Thursday, July 9, 2009

Mom and the Mundane

From the land of e-mail and, apparently, AOL browsers that can't handle that tricky "post comment" button:
YES!!! Nyet is back and, boy, has been missed.... Sometimes the mundane experiences of everyday life and writing about them gives us the greatest insights. Don't stop blogging and I am looking forward to the accounts to come. By the way, I loved the $50 offer for your art, but figure that maybe someday you will just gift one to me without the strings!
Sorry, we refuse to engage in nepotism of any sort - family members, too, must participate in the Posthumous Challenge. Them's the breaks, you know, in these economic times.

Re the Mundane: Today I had a bowl of Lucky Charms for breakfast, an event that unfailingly causes me to simultaneously think "hey, you're 31 and eating sugary cereal for breakfast. loser" and "Hey, you're probably going to have that demeaning and cliché thought about being old and eating a kid's cereal again, right NOW." The thought "I FRIGGIN' LOVE MARSHMALLOWS IN CEREAL" is also vying for frontal lobe real estate. Metaphorically, of course; far be it from me to localize a thought in a particular region of the brain, what with that nasty mind-body problem still loose on the streets at night.

Beck had the day off, so Beck and I celebrated by mowing and hedging the lawn, respectively. It probably goes without saying at this time of year, but it's cloudless and a high of 109 today, so it kind feels like mowing an oven. Sparkle and Wrigley did not join us.

We checked out a local burger joint called "Chicago Hamburger [Joint]" for lunch, and it was good stuff. Sliders and chili fries and a big, juicy, hamburguesa deliciosa for us, YEAH. Plus lots of Cubs/Sox/Bears/Bulls/Blackhawks paraphernalia; I am sure Dad would enjoy visiting there for both the food and the decor.

We followed that up with an attempt at seeing a movie, but we had already seen Up (point! very good, sweet film) and The Proposal (um, yeah) and did not feel like dropping dollars on either Year One or Transformers. so we came home instead. Beck replanted the tall, increasingly unleafy plant from our living room, and I finished a book which I will review soon.* Beck is now at the gym; I am now blogging; you are now caught up.
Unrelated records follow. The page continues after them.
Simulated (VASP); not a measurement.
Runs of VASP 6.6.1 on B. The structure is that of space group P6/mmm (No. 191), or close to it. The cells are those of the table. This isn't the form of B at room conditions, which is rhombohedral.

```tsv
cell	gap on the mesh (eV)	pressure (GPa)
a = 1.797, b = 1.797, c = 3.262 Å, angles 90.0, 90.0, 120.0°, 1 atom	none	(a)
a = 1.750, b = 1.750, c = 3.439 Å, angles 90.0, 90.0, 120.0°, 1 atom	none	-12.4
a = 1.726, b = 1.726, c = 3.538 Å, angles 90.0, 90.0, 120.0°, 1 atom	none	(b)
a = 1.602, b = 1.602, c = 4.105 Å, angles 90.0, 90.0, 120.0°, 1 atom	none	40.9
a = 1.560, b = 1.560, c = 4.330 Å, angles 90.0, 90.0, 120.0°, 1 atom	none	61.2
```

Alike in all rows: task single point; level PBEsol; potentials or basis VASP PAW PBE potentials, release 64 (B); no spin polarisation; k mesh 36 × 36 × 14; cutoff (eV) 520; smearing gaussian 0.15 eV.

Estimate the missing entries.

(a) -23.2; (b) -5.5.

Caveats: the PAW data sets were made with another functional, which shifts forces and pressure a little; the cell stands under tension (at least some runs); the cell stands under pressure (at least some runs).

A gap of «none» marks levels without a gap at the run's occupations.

* - This what's known in the business as a cliffhanger. A lame one, but fingernails are a scrapin' nonetheless.

P.S. I hit the random button on my iTunes before starting this post, and it chose Scene 1 of Wagner's Der Ring des Nibelungen: Das Rheingold. That's right, composed to OPERA. Bladow; behold the sophisti....cation. Earlier this year in my philosophy of science course, all of the students presented their paper topics, and we were uniformly brutalized by our discerning professors. Dr. Creath followed up the haranguing session with this quip: "I sincerely hope those papers will be like Wagner's music: better than they sound." Hilarious, yes, but I am willing to bet serious money that quip was stolen.To the GOOGLE:

"I have been told that Wagner's music is better than it sounds."

Mark Twain, or Edgar Wilson Nye in Twain's autobiography, depending which end of the internet you believe.